Across six tournament games, Luke Hancock averaged 11.5 points on 42% shooting from the floor and 39% from beyond the arc, helping stretch defenses and making opposing game plans fall apart. The numbers across that run are even more impressive when you consider he averaged just 8 points per game during the regular season. And he wasn’t doing it in isolation - he was playing alongside players like Peyton Siva, Montrezl Harrell, and Russ Smith, all future NBA players.
But where Hancock made his mark was in the Final Four against Wichita State. He scored 20 points on 6-of-9 shooting, including 3-of-5 from three, stepping into a much bigger role when it mattered most.
Then came the championship game against Michigan. Hancock took it even further, scoring 22 points on 83% shooting and earning Most Outstanding Player of the Final Four. A role player who built his season around small moments ended up leading the way on the biggest stage.

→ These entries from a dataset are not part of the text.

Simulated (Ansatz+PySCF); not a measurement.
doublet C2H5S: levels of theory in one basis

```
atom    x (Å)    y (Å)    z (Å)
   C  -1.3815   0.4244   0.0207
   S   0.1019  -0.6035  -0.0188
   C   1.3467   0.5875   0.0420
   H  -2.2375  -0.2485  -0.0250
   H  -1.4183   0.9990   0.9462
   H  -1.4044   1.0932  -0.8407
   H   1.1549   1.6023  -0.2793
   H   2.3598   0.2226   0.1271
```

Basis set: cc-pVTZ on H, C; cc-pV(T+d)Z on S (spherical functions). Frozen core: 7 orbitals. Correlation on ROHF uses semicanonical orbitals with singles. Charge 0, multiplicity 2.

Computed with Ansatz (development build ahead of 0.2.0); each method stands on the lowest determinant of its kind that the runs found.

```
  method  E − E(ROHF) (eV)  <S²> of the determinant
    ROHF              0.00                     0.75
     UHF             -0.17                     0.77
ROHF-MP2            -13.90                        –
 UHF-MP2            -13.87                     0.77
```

And that’s what makes March Madness what it is.
Donte DiVincenzo (2018)
Villanova already had a championship-caliber roster with Josh Hart and Jalen Brunson at the forefront, but the national title game turned into the Donte DiVincenzo show in a way nobody saw coming.
Coming off the bench, he put up 31 points on 10-of-15 shooting against Michigan, adding 5 rebounds and 3 assists in a performance that helped Villanova clinch the national title. The funny thing is, during conference play, he didn’t score more than 10 points in three different games.
It wasn’t just the scoring that stood out—it was how natural it looked. He didn’t play selfish or try to hunt for his shots. He moved without the ball, finished in rhythm, knocked down 3-pointers, and punished every defensive rotation that came his way. Throughout the tournament, he averaged 15.8 points per game, but even that doesn’t fully capture how much he impacted the title run.
The championship game became his breakout game on the biggest stage. Villanova trusted him in key moments throughout the tournament, but that final performance turned him from a rotation piece into the story everyone remembered.
Jack Gohlke (2024)
How could this list come together without Oakland legend Jack Gohlke? Anyone watching Oakland in the 2024 March Madness tournament was left asking the same question: how does one shooter become that untouchable against a 2-seed and a 3-seed? Gohlke delivered one of the most absurd shooting performances in recent tournament memory across the Round of 64 and Round of 32.
He kicked things off against Kentucky in the First Round, and from the opening tip started knocking down threes. The Wildcats did what they could to keep the 13-point scorer off rhythm, but it didn’t matter. Gohlke led the Golden Grizzlies with 32 points, hitting 10 threes and sending Kentucky home early.
From there, matched up with the 3-seed Purdue Boilermakers, Gohlke kept the momentum going, adding 22 more points with six made threes. Despite Oakland falling short in overtime, 79-73, Gohlke etched his name into March Madness history. Defenses couldn’t leave him, couldn’t help off him, and every screen demanded the defense's full attention.
Tyus Jones (2015)
Heading into the 2015 NCAA Tournament, the Duke Blue Devils had all the attention, and it made sense with the roster they had. With future NBA players like Jahlil Okafor, Justice Winslow, and Grayson Allen in the lineup, they were a problem for opposing defenses.
However, as the tournament went on, it was point guard Tyus Jones who started taking on more of the scoring load. He went from averaging 11 points and 5.6 assists during the regular season to 13 points per game in the tournament while shooting over 37% from three. The jump in averages doesn’t look like much on paper, but his impact on the offensive end told a different story.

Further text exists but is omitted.